The Connection You Can’t Explain
August 11th – Some thoughts arrive like echoes. Uninvited, but familiar.
I've looked for research on karmic bonds, but truthfully… there isn't much. No scientific proof for soul contracts or invisible threads binding two people across lifetimes.
Part of me feels a little shy even putting these thoughts into words. I believe in science. I believe in psychology. And yet, I also believe in the existence of a world we cannot explain through either.
And something about this topic keeps pulling me back.

If you've ever met someone whose presence felt ancient in your body, like a story you already knew but hadn't finished living, you might understand why.
Karmic bonds are often described as intense, magnetic, and emotionally charged, sometimes to the point of feeling disruptive or even destructive. They're not always kind. They're not always meant to last. But they mark us in ways we can't forget.
Some say these are soul contracts, agreements made before this lifetime to help us grow, remember, or heal. They're not here to comfort us, but to awaken us. In Radical Forgiveness, Colin Tipping writes that some people arrive not to love us gently, but to shake us out of unconscious patterns, even if that means breaking our hearts in the process.
If you've ever been pulled toward someone without reason, felt the electricity of fate in your skin—only to find pain woven into its threads—then you may have met your own karmic bond. These connections mirror our deepest wounds: abandonment, rejection, unworthiness. They bring them to the surface so they can be seen… and, maybe, healed.
It's easy to mistake intensity for intimacy. But not everything that shakes us to our core is meant to stay.

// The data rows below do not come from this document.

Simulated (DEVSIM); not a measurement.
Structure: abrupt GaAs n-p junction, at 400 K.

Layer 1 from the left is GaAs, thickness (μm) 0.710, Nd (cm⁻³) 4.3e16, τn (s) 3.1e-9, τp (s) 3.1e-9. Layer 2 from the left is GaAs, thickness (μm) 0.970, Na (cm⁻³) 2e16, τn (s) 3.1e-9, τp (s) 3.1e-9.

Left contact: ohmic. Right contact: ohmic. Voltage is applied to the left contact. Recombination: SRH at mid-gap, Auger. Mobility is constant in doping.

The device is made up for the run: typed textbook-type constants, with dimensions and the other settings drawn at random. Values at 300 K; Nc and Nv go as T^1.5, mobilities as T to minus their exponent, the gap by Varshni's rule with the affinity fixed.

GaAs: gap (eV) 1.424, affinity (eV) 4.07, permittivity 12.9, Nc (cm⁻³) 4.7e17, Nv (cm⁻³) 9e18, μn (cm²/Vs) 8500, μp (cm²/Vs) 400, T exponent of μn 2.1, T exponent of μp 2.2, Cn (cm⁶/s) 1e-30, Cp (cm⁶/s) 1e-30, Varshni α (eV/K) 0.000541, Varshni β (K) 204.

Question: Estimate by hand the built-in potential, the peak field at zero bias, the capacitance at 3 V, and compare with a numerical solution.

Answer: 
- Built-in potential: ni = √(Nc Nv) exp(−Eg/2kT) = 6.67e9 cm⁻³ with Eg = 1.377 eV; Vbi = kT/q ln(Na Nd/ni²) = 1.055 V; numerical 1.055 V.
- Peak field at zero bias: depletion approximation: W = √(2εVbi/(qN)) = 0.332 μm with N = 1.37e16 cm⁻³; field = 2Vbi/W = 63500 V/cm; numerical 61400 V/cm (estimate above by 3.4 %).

Sometimes I wonder if this is all just a poetic story we tell ourselves, a softer way of explaining the chaos of attachment wounds. Because to believe in karmic bonds is also to believe we've lived before, and that life is not a single chapter but a whole book we cannot yet see.
Maybe there are no soul contracts. Maybe it's all trauma patterns, running until we finally decide to stop.
Whether karmic or psychological, the task is the same:
To step out of the limbo. To choose differently. To free ourselves.
What do you think? Are karmic bonds real, or just the nervous system echoing an old pain?